LONDON (Reuters) - British supermarket Morrisons (MRW.L) raised its profit forecast on Tuesday after enjoying its strongest sales growth in seven years over the Christmas 2016 period, while industry data showed market leader Tesco (TSCO.L) was also a festive winner.
Britain’s overall grocery market sales grew 1.8 percent in the 12 weeks to Jan. 1, the fastest growth since June 2014, data from market researcher Kantar Worldpanel showed. It said higher prices were returning to the market after two years of deflation.
While a return to food price inflation, in moderation, would be welcomed by investors in food retailers as it can boost sales and profit margins, the flip side is that it may begin to squeeze consumers’ purchasing power later this year.
Analysts at Jefferies said the sector’s major players faced a tough 2017, given the weakness of sterling, oil and commodity price rises, a deterioration in the outlook for UK disposable income and discounters’ willingness to sacrifice profit margins with further price cuts.
Nevertheless, they see Morrisons, for which they have a “hold” recommendation, as better able to withstand these pressures than rivals.
Led by a new management team, Morrisons reported a fifth straight quarter of underlying sales growth, showing it was getting to grips with the turmoil sparked by the advance of German discounters Aldi [ALDIEI.UL] and Lidl [LIDUK.UL].
That news and the Kantar data sent shares in Morrisons and Tesco up 2.7 percent and 4.3 percent respectively by 1401 GMT. Sainsbury’s was up 1.6 percent.
These moves partly reflected the covering of short positions in the sector’s stocks.
No. 2 player Sainsbury’s (SBRY.L) and Tesco publish Christmas trading updates on Wednesday and Thursday, respectively.
Morrisons, Britain’s fourth biggest grocer, said more competitive pricing, new premium products and improved store standards helped it beat expectations for Christmas trading.
“We’re delighted to have found our mojo,” CEO David Potts told reporters.
“We’re still in the fix phase of this company’s recovery programme. However, our customers are responding.”
He said Morrisons’ priority was to be more competitive and further improve customer service before its recovery moves to a growth phase. He plans to update on the firm’s growth plans in March.
Morrisons said sales at stores open over a year, excluding fuel, rose 2.9 percent in the nine weeks to Jan. 1, the bulk of its fourth quarter, ahead of analysts’ average forecast of 1.1 percent growth and a third-quarter rise of 1.6 percent.
It now expects underlying pretax profit for 2016-17 of 330-340 million pounds, ahead of analysts’ consensus of 326 million pounds and the 302 million pounds made in 2015-16.

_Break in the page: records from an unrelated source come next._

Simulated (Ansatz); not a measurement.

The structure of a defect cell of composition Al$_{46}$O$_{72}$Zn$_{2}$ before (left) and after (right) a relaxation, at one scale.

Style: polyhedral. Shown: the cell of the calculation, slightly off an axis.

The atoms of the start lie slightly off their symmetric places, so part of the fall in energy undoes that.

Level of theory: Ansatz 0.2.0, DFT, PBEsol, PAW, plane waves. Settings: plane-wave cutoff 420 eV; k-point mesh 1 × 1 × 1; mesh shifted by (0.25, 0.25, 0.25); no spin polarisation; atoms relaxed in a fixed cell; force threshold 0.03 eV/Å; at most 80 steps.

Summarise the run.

Finance chief Trevor Strain said deflation had eased from 1.0 percent in its third quarter to 0.2 percent in the Christmas period.
Former Tesco executive Potts joined Morrisons in March 2015 with a remit to revive the group after it suffered badly at the hands of discounters in its northern England heartland.
He delivered a 55 percent rise in the firm’s shares in 2016.
The Kantar data showed Tesco’s total sales rose 1.3 percent in the 12-week period, driven by its performance in fresh food.
Sainsbury’s sales fell 0.1 percent although unlike Morrisons and Tesco, it is not in turnaround mode.
Sales at Asda (WMT.N), 2016’s industry laggard, dropped 2.4 percent. However, that was a significant improvement on recent industry reports, indicating a fight back could be on the cards in 2017.
Morrisons’ and Tesco’s share price recovery in 2016 coincided with a slowdown in sales growth at the two big German discounters.
However, on Monday Aldi reported strong Christmas sales, while the Kantar data showed it and Lidl’s trading momentum improving.
Separate data on overall British retail sales showed they picked up speed in December, though sales of bigger ticket items were sluggish, a possible early sign that consumers are bracing for a hit to their spending power after Britain’s vote to leave the European Union.
However, Potts said Morrisons had not yet discerned any change in consumer sentiment and remained optimistic on 2017 prospects.
“We are well set to do our very best work in whatever comes along,” he said.